Every week, it seems, you find another one of those top ten lists appearing in the media. I have said many times that I don't like top ten, top twenty, top fifty, or top one hundred lists of the greatest books ever written, the greatest films ever made, the greatest television programmes ever produced, or the sexiest men and women in the world, the worst offenders in the genre. I have not read every book written. I have not seen every film made. I have not seen every television program ever produced. I have not seen every man and woman in the world. Nor has I suspect any one else out there not even the venerable film critic Jonathan Rosenbaum who has watched hundreds and hundreds of movies. As a result any list of top this or top that must be tentative. That those who manufacture them aren't as tentative as they should be about their lists is simply yet another indication of how arrogant, narcissistic, and ignorance is bliss humans are.
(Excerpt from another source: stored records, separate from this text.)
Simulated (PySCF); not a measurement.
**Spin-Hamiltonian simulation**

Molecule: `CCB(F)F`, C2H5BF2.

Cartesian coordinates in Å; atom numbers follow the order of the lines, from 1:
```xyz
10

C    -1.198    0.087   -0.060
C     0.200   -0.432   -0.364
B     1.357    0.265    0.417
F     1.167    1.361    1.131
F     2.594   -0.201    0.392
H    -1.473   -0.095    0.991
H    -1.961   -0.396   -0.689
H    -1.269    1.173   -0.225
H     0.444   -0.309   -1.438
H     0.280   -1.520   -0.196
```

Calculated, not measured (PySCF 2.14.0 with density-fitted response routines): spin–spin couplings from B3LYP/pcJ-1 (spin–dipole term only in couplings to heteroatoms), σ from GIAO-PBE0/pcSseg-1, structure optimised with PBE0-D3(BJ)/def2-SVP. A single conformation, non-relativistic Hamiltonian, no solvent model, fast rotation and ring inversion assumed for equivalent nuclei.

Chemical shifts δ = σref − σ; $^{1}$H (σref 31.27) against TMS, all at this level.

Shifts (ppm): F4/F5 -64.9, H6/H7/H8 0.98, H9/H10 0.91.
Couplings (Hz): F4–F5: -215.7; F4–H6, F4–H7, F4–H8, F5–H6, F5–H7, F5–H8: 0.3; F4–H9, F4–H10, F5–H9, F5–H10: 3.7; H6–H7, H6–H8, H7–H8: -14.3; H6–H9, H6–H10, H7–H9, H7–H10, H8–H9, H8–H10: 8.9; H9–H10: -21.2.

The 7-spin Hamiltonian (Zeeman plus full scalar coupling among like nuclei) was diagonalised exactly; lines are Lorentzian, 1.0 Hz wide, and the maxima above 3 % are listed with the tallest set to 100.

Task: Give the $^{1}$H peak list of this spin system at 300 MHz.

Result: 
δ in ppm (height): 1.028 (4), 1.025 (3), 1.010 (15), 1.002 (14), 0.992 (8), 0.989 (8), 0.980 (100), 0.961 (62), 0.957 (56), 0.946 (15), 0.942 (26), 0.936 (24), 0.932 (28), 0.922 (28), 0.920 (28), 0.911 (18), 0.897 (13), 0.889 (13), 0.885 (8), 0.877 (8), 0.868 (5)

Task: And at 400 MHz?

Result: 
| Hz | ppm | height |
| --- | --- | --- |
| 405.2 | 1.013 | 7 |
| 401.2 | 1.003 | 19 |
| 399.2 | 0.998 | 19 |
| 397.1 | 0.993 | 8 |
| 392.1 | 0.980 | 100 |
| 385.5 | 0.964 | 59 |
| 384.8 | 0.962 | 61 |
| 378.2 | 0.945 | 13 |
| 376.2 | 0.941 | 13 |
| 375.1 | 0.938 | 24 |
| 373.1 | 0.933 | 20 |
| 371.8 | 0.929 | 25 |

Something else the inveterate creators of top this or that lists forget is how we humans change our minds almost on a daily basis and how circumstances around us and within us affect us on a daily basis. I may have a top ten list one day, see another movie on another day, and subtract a film from my top ten list replacing it with one I just watched. I may see a film that critics have raved about, find the critical consensus problematic, and question whether the film should be in anyone's top ten list. Then I might watch it again, find it one of the best films I have ever seen and wonder what I was thinking before. Some time later I might continue to see it as a great film but not number it amongst my favourite films. This was, by the way, exactly the experience I had with John Ford's The Searchers. Expectations, among other things, can impact how we watch and judge a film.
Now don't get me wrong, I have had a pretty consistent list of my favourite films since the 1980s and I have seen very little in the way of cinema in the preceding years that has changed my mind about the favourite films at the top of my list. At the summit of my top film list are three films: Jacques Rivette's comédie fantastique Céline et Julie vont en bateau (Celine and Julie Go Boating), François Truffaut's tale of bohemian love and loss, Jules et Jim, and Dušan Makavejev's truly radical and absolutely hilarious montage film of Wilhelm Reich, orgone boxes, Jugolslavian devotees of Reich and orgone boxes, frigid Soviets, orgasmic Americans who mistake machismo for sex, and sex as true Communist liberation, W.R. - Misterije organizma (WR: Mysteries of the Organism), a film I first saw at an Institute of Sex Research film festival in the Indiana University Memorial Union in Bloomington in the early 1980s if memory serves. Recently, thanks to a Second Run DVD, I have added a new film to my very favourite films list, Jaromil Jireš's surrealistic coming of age tale of a young girl becoming a young woman, Valerie a týden divů (Valerie and Her Week of Wonders). Needless to say this list probably says more about me and, in the process, raises questions among many of you out there about my cinematic sanity. I would like to think, however, that my list raises questions about any notion of a transcendental set of films as inherently brilliant since, I suspect, few others would list the same films I do among their top four list. That said Rosenbaum and David Thomson rate, like me, Celine et Julie as one of their favourite films.
Below these four films, my Mount Rushmore of the cinema, I would put several other films though this list is far more dynamic than that which includes my four titans. I love--one can't seem to get away from Kaelian or Barthesian metaphors when talking about cinema can one--Alfred Hitchcock's North by Northwest, Vertigo, Rear Window, The Lady Vanishes, and perhaps most of all Notorious. I love Howard Hawk's To Have or To Have Not and His Girl Friday. I love John Ford's The Man Who Shot Liberty Valence. I love Ingmar Bergman's Persona. I love Orson Welles's Citizen Kane, Magnificent Ambersons, and most of all, Touch of Evil. I love Casablanca.
I am sure there is a world of cinema just waiting for me to love out there. I am sure if film preservation practises were better, film studios, after all, have generally always been money centred on maximizing profits and this situation is even worse today even in places with a strong sense of cultural heritage like France, there would be even more films for me to possibly love. For today, however, this list will have to do.